Skip to content

The Crème de la Crème…

The first time I visited Scotland I stayed at a former hunting lodge near Montrose. A group of us spent Christmas there, and saw red squirrels, a haggis, and a ruined castle. It was tremendous fun. But on the nine-hour train journey back to London, the conductor decided to close the buffet car because the tea urn was broken.

We had no food for almost half a day’s travel on the grounds that it was impossible to make tea.

When I mentioned this to various friends, their response was to shrug and to comment that, well, did I expect anything better of Scottish attitudes towards food? This seemed only to have been confirmed by the fact that I had spotted a banner in Stonehaven, proudly proclaiming a local pub as the ‘birthplace’ of the deep-fried Mars bar.

The (alleged) home of the deep-fried Mars bar, in Stonehaven.

The (alleged) home of the deep-fried Mars bar, in Stonehaven.

With its reputation for heavy drinking, and enthusiasm for a cuisine that makes a virtue of the deep-fat fryer, Scotland is not usually held up as a paragon of culinary sophistication. But anyone who visits the country realises that it’s possible to eat well – very well – there: that there are interesting independent food shops, farmers’ markets, local producers of smoked fish, venison, biscuits, and other specialities, and plenty of excellent restaurants.

So why, then, this insistence that Scottish cuisine is best exemplified by White Lightening cider (which sold at around 8% alcohol per volume, before being discontinued by its producer for encouraging heavy drinking) and deep-fried fast food?

The idea of Scotland as a land of clans, tartan, country dancing, and highland games was invented during the late eighteenth and nineteenth centuries. As Hugh Trevor-Roper explains in Eric Hobsbawm and Terence Ranger’s classic The Invention of Tradition (1983), ‘the whole concept of a distinct Highland culture and tradition is a retrospective invention.’* Until the seventeenth and early eighteenth centuries, Scotland was connected, culturally, to Ireland. The construction of the ‘Highland tradition’ was an attempt to create a distinct, unique Scotland. It was adopted in three stages:

First, there was the cultural revolt against Ireland: the usurpation of Irish culture and the re-writing of early Scottish history… Secondly, there was the artificial creation of new Highland traditions, presented as ancient, original and distinctive. Thirdly, there was the process by which these new traditions were offered to, and adopted by, historic Lowland Scotland: the Eastern Scotland of the Picts, the Saxons and the Normans.

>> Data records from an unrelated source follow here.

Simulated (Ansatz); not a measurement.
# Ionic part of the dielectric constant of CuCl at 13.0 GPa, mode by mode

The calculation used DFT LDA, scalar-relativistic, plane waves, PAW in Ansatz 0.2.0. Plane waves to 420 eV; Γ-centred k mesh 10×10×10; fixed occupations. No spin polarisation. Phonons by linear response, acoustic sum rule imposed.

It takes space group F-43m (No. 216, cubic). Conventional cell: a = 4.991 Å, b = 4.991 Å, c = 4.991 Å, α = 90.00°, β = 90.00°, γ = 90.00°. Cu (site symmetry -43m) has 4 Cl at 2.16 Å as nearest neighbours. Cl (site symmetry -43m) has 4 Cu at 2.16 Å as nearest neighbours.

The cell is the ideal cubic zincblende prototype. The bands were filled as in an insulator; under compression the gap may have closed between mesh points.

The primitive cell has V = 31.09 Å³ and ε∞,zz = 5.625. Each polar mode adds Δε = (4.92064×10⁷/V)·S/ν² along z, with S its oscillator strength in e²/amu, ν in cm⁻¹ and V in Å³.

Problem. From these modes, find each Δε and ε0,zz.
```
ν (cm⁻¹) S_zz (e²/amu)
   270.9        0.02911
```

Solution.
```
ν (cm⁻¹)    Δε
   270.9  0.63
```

This process was consolidated in the early- to mid-nineteenth century, with the popularity of Sir Walter Scott’s novels about an idealised Scotland, and the Victorian ‘discovery’ of the country. As clothing, music, and language were co-opted in this remaking of Scotland, so was food: shortbread, oats, smoked fish, haggis, and neeps and tatties also became emblematic of this new, imagined nation.

Sometimes Scotland does itself no favours - in Edinburgh, near the Grassmarket.

Sometimes Scotland does itself no favours – in Edinburgh, near the Grassmarket.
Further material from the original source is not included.